# CFD Accounting Question



## stun (5 November 2014)

Hi there,

I have set up a business as a sole trader. I intend to trade CFD's as well as consulting as an engineer.
I have funded my CFD account from my business bank account. How do I represent this transaction in my business accounts? Is it an expense or is it treated another way?

Thanks

Stuart


----------



## DeepState (5 November 2014)

stun said:


> Hi there,
> 
> I have set up a business as a sole trader. I intend to trade CFD's as well as consulting as an engineer.
> I have funded my CFD account from my business bank account. How do I represent this transaction in my business accounts? Is it an expense or is it treated another way?
> ...




It is a transfer. No revenue or expense (maybe credit card charges depending on the actual source) has been received or incurred on this move alone.


----------



## stun (6 November 2014)

Thanks for that.

I can see now that no financial change has been made so that makes sense, thanks. How do I then account for the future loss or gain in my CFD trading account? Do I have to reconcile it back to my account somehow? or is the transfer one sided indefinately? What if I double it in one month, or worse case scenario I blew the lot?

Cheers

Stuart


----------



## McLovin (6 November 2014)

stun said:


> Thanks for that.
> 
> I can see now that no financial change has been made so that makes sense, thanks. How do I then account for the future loss or gain in my CFD trading account? Do I have to reconcile it back to my account somehow? or is the transfer one sided indefinately? What if I double it in one month, or worse case scenario I blew the lot?
> 
> ...




You account for it on a transaction basis. Bought XYZ at $1 sold at $4 report $3 profit etc. Which account the money is in is much of a muchness. What account are you trying to reconcile it back to?


----------



## stun (6 November 2014)

My sole trader business account where I track incomings and outgoings for profit/loss and tax purposes


----------



## McLovin (6 November 2014)

stun said:


> My sole trader business account where I track incomings and outgoings for profit/loss and tax purposes




Why? It doesn't matter what account the money is in. The ATO calls a profir a profit and a loss a loss.


----------



## stun (6 November 2014)

Ahhh, so I just add my CFD account balance to business bank Balance at any given time then?


----------



## skc (6 November 2014)

stun said:


> Ahhh, so I just add my CFD account balance to business bank Balance at any given time then?




On the balance sheet, you'd probably just have a line item called "trading account balance" or something like that. It is "cash or cash equivalent" if you much lump it into that bucket.

On the P&L, you'd have a line item called "CFD trading income". You add that to your business income when the time comes.

The real question is probably weather you mark-to-market at quarter/year end on open positions... my guess is that you should.



stun said:


> What if I double it in one month, or worse case scenario I blew the lot?

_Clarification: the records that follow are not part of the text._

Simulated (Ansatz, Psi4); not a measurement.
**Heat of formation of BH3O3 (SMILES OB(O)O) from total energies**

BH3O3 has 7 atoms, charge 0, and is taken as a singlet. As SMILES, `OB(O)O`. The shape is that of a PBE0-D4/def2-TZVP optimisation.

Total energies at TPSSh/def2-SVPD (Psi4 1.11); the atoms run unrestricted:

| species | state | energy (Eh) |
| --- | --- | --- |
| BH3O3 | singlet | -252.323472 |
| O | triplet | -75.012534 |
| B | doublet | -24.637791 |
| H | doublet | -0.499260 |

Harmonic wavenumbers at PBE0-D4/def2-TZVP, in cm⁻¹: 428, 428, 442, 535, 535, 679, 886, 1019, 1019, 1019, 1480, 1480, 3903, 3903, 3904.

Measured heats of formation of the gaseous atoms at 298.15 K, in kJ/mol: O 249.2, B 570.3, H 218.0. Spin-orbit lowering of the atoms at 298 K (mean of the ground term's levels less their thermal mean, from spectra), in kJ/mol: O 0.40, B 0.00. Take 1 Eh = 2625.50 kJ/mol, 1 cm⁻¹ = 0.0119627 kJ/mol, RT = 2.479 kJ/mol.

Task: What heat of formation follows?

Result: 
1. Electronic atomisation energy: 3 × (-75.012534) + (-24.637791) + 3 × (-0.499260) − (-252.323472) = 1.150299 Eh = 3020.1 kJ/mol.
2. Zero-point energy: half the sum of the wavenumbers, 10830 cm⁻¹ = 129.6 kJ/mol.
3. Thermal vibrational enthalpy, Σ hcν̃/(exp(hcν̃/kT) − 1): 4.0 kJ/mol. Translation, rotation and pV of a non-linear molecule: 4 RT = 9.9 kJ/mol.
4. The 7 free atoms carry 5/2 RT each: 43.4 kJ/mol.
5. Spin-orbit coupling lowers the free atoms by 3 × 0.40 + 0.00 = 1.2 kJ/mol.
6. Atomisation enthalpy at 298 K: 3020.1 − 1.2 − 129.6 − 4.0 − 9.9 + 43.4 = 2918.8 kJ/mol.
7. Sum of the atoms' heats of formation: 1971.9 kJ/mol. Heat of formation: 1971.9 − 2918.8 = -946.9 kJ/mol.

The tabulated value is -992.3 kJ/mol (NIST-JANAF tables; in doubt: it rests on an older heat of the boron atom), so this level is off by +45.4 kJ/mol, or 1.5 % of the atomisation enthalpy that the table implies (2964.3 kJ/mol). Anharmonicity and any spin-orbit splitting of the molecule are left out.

Actually worst case scenario is that you blow a lot more than what you put it. So don't get into such possibility.

Good luck.


----------



## McLovin (6 November 2014)

stun said:


> Ahhh, so I just add my CFD account balance to business bank Balance at any given time then?




What skc said. On your bal sheet you'll have an item called cash that has the total cash owned by the business. Then in the notes you'd have it split out by cash in each account. Ultimately shuffling money around accounts doesn't do anything except add journal entries to the ledger.

I guess the only question is why not just put the CFD account in your name instead of in a business name?


----------



## stun (10 November 2014)

Thanks A lot guys. Much appreciated.

MY CFD account, Business Bank Account and my personal name are all exactly the same, as the simplest form of sole trader. And yes, I see no reason not to use GLV (Gross Liquidation Value) of the CFD account as the current cash balance at any point in time. All commission, access fees and such are all expenses to be offset against income so I think this method will work .

Thanks

Stuart


----------